As Chicken fast-tracks development, we’ve been testing and refining prompts across a wide range of PDFs to prove what’s possible: We upload a PDF to the module, which will then kick-start the importing process in the background.
Why this matters
We can build as many import pipelines as needed, each with its own custom AI prompt. Useful for things like handling different types of PDF content or layout.
We’ve also cracked the pagination challenge. Early versions mirrored PDFs page-by-page, causing awkward breaks mid-paragraph or mid-list. Now the importer processes the entire document at once and, with the right AI prompt, inserts page breaks at logical user-friendly points such as topic changes or new sections.
The result is the HTML representation of the PDF content, which is then saved into a Drupal Publication. We can then review and publish the Publication.
Understanding the workflow
The Web and Digital team at Southwark Council, along with our partners at Chicken, is building an AI-powered PDF importer for the LocalGov Drupal Publication Module. Together, we’re unlocking a faster, more accessible, and more collaborative future for publishing.
If you’re interested in supporting or scaling this project, contact Angie Forson – Angie.Forson@southwark.gov.uk. Let’s change the game together.
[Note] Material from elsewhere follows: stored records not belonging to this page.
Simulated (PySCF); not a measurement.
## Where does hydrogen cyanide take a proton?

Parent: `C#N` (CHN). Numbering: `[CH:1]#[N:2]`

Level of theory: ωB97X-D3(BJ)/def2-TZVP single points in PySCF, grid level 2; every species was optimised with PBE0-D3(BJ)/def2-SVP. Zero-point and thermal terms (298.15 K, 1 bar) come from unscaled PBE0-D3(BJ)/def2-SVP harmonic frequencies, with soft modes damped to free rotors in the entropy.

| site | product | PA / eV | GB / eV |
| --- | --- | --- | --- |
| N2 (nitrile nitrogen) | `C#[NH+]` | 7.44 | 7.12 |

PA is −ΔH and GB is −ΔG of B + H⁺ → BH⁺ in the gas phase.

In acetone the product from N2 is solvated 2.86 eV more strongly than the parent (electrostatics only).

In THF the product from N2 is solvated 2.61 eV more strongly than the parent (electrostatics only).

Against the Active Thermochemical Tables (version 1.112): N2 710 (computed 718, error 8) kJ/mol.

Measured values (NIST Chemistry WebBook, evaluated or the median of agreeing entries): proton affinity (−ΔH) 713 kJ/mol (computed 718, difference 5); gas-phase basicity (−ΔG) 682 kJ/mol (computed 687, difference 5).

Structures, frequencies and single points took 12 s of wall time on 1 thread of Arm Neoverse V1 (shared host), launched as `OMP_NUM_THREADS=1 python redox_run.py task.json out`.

I’m excited about the impact this product will have — not just for our users, but also in transforming how we design, build, and create content internally. We’re shaping a future where services start with HTML-first thinking.
How the technology works
Manual PDF conversion can take hours – sometimes days. With our importer, it happens in minutes – often under one minute. Multiply that across thousands of PDFs, and the time savings are game-changing.
- Extract: A PDF parser pulls content from the PDF. The default is the smalot PDF parser.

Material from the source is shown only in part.